I love the word ‘squalling.’ You don’t see it very often, but it’s perfect for what you’re putting across here.
‘I cried out in misery’ I’m not certain you need the misery part. We already have a pretty clear idea of how she must feel, your previous description of her pain is pretty solid. Save yourself some words.
After such a terrible assault on the senses, particularly one that had no discernible source, would anybody ignore the flight response to something else unexpected? In an otherwise excellent snippet, this offered me a credibility issue. Though without knowing much more about Jess, this is all I know, so you may have covered this elsewhere.
Still looking forward to reading more. I don’t normally do YA, but I’m thinking of giving it a go if it’s calibre matches yours. 🙂
Awe that’s so sweet thanks. I’ll look at this more closely
I have nothing new to add except to say I AM curious about what the sound is and where it’s coming from. Love the tension because I feel it.

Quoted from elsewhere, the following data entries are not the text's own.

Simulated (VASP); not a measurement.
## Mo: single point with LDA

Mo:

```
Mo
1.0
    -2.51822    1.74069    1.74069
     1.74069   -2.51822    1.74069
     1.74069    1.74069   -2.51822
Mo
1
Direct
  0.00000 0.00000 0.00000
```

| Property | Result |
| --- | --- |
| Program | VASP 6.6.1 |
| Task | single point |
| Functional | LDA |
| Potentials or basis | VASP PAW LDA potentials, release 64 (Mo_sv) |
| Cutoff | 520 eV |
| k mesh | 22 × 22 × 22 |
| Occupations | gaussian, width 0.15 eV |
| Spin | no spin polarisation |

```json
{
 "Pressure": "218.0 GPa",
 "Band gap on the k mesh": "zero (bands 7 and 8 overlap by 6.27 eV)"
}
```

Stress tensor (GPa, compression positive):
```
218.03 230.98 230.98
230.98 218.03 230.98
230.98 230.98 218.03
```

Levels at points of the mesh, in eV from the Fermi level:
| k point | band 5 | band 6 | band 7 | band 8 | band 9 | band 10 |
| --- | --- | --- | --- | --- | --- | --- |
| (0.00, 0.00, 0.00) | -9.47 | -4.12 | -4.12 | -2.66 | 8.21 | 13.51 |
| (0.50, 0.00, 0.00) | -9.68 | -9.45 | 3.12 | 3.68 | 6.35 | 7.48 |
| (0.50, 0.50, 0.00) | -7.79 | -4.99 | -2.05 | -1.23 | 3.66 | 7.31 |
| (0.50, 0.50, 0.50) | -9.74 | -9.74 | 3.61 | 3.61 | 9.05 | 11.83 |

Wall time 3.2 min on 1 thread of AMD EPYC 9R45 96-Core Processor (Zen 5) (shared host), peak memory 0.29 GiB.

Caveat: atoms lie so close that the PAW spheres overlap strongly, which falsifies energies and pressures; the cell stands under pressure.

Awesome snippet, Jennifer, with excellent tension. I caught the extra “I” as well. Also, I’m wondering if you can make the wording stronger in, “A screeching noise filled the forest” – perhaps something like, “The calm of the forest was shattered by wild screeching” …. or something similar, leaving out the word, “noise”, which is passive. I enjoyed reading this! 🙂
Wow, that’s an intense experience! My ears ache in sympathy.
Minor detail: an extra ‘I’ snuck into “but I my own voice fell victim.”
I’m with cheryl on the noise. Something that horrible, your ears would be ringing for a while afterwards, and you’d be a bit deafened for a time. After a noisy club or loud concert, it takes your ears some time to recover.
I love the way she reacts after it’s over, hardly daring to breathe. It feels like the forest is right there with her, stunned senseless.
Hmmm. Her ears are ringing, but maybe that’s not clear in this part. I’ll look at it more closely. Thanks!
Wow, great drama and I love the unique nature of the sonic episode. Good job!
Woah. You have definitely piqued my interest. I so want to find out what happens next and what that noise was. I am also curious as to why the character is following a buck. You raise so many questions, and the description definitely pulls the reader into the story, moment, and scene.
I think an auditory attack would also have elements that affect the vision (besides the tears) and regaining one’s balance, but then again, I’m not sure I’ve ever suffered an auditory attack that intense. 🙂
P.S. Awesome blog hop! It’s really great that you’ve provided this opportunity. I hope to participate one day.
Thanks. I’ll do some research on the vision thing.
Reblogged this on The Ranting Papizilla and commented:
Blog hopping is fun people. There are rules to this one, check them out, then check out the sites…..
This sounds really interesting! Can anyone that has a WIP join? I’m working on my very first novel and would love some helpful critiques.
I guess I will have to do this next Sunday. I should leave my web address to huh? 😉
I’ll add you in now and see if we can get you a few bites
Oh oh, I better get some of my novel posted then. I also need to add the snippet button. Thanks Jennifer!